The Supreme Court's decision in Tyson Foods follows its seminal decisions in Wal-Mart Stores, Inc. v. Dukes (2011) and Comcast Corp. v. Behrend (2013), cases that each touched on the use of expert testimony. In Dukes, the Supreme Court decertified a nationwide class of employees alleging gender discrimination claims, holding that plaintiffs seeking to represent a class must "demonstrate that the class members 'have suffered the same injury'" and prove their claims are capable of classwide determination "in one stroke." Because the Wal-Mart plaintiffs did not provide significant proof of a common policy of gender discrimination to which each employee was subjected, they resorted to representative evidence in an attempt to overcome the absence of a common policy. The Supreme Court rejected that approach because individual class members could not rely upon evidence detailing the ways in which other employees were discriminated against to prove discrimination against themselves. Two years later, in Comcast, the Court overturned an order granting class certification because the plaintiffs' statistical model for calculating damages fell "far short of establishing that damages are capable of measurement on a class-wide basis."

In Tyson Foods, the plaintiff-employees of an Iowa pork-processing plant brought both class- and collective-action claims against the company, alleging that they were never paid for time spent "donning and doffing" requisite protective gear. In unsuccessfully opposing class certification before the district court, Tyson argued that the employees spent varying amounts of time donning and doffing gear at the beginning and end of shifts, which precluded class certification because the claims were not sufficiently similar to be resolved on a classwide basis. Specifically, Tyson argued that individual questions would "predominate" over questions relevant to the entire class, defeating certification under Rule 23(b)(3) of the Federal Rules of Civil Procedure. In September 2011, a jury awarded the employees $2.9 million (the later addition of liquidated damages brought the total judgment to $5.8 million), finding that the employees had sufficiently shown that putting on and taking off protective gear was an integral and indispensible part of their work in the factory—donning and doffing was compensable work.

To prove liability and damages before the district court, the plaintiff-employees relied upon a study performed by an industrial relations expert who calculated how long various donning and doffing activities took for 53 representative employees, then used that data to calculate average donning and doffing times per shift by department. The averages were then added to the timesheets of each class member to ascertain who worked more than 40 hours a week and the value of classwide recovery. The Eighth Circuit affirmed the judgment in 2014, permitting the extrapolation of classwide damages from a sample of class members who had varying degrees of injury.

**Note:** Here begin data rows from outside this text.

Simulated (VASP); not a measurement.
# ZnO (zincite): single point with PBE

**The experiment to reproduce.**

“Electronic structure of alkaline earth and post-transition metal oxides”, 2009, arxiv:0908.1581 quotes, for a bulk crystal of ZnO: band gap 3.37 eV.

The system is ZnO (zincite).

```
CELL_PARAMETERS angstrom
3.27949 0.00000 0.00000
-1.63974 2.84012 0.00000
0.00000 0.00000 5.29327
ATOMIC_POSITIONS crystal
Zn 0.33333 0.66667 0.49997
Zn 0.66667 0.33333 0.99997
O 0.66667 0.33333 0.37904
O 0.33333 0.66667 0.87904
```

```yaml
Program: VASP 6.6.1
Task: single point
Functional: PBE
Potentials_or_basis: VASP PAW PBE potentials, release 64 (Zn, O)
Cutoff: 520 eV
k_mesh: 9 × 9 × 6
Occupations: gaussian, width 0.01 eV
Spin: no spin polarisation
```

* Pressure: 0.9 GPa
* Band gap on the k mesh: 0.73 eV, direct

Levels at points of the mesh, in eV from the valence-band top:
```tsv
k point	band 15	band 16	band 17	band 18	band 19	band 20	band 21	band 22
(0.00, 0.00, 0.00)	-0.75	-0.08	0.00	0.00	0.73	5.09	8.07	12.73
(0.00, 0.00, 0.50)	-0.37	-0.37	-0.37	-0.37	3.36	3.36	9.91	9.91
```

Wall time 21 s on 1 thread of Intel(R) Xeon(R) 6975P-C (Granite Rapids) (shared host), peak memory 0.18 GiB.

Reliable and Admissible Statistical Evidence Can Support Class Certification if the Same Evidence Could Be Used to Establish Liability or Damages in an Individual Action

Tyson Foods held that class-action plaintiffs may—consistent with Rule 23(b)(3)'s predominance requirement—prove liability and damages with statistical modeling and averaging, which the Court referred to as "representative evidence," if that same evidence could be used in an individual case presenting the same issues. Tyson had argued that there was a great disparity in the time each worker took to get ready based on his responsibilities and that the usage of averages would lead to recovery for individuals who had not worked the requisite hours. According to Tyson, the plaintiffs were using statistical evidence to manufacture predominance for class-certification purposes, while also denying Tyson the opportunity to litigate individual defenses.

The Court rejected this argument, holding that statistical evidence may be used in class actions to the same extent that it could be used in an action by an individual class member. Because the Supreme Court's 1946 decision in Anderson v. Mt. Clemens Pottery Co. allowed individual Fair Labor Standards Act ("FLSA") plaintiffs to rely on evidence like that used in Tyson Foods, the Court held the same evidence could be used to prove liability or damages on a classwide basis. And, because the evidence could be used to establish liability or damages on a classwide basis, it did not give rise to the sort of individualized inquiries forbidden by Rule 23(b)(3)'s predominance requirement.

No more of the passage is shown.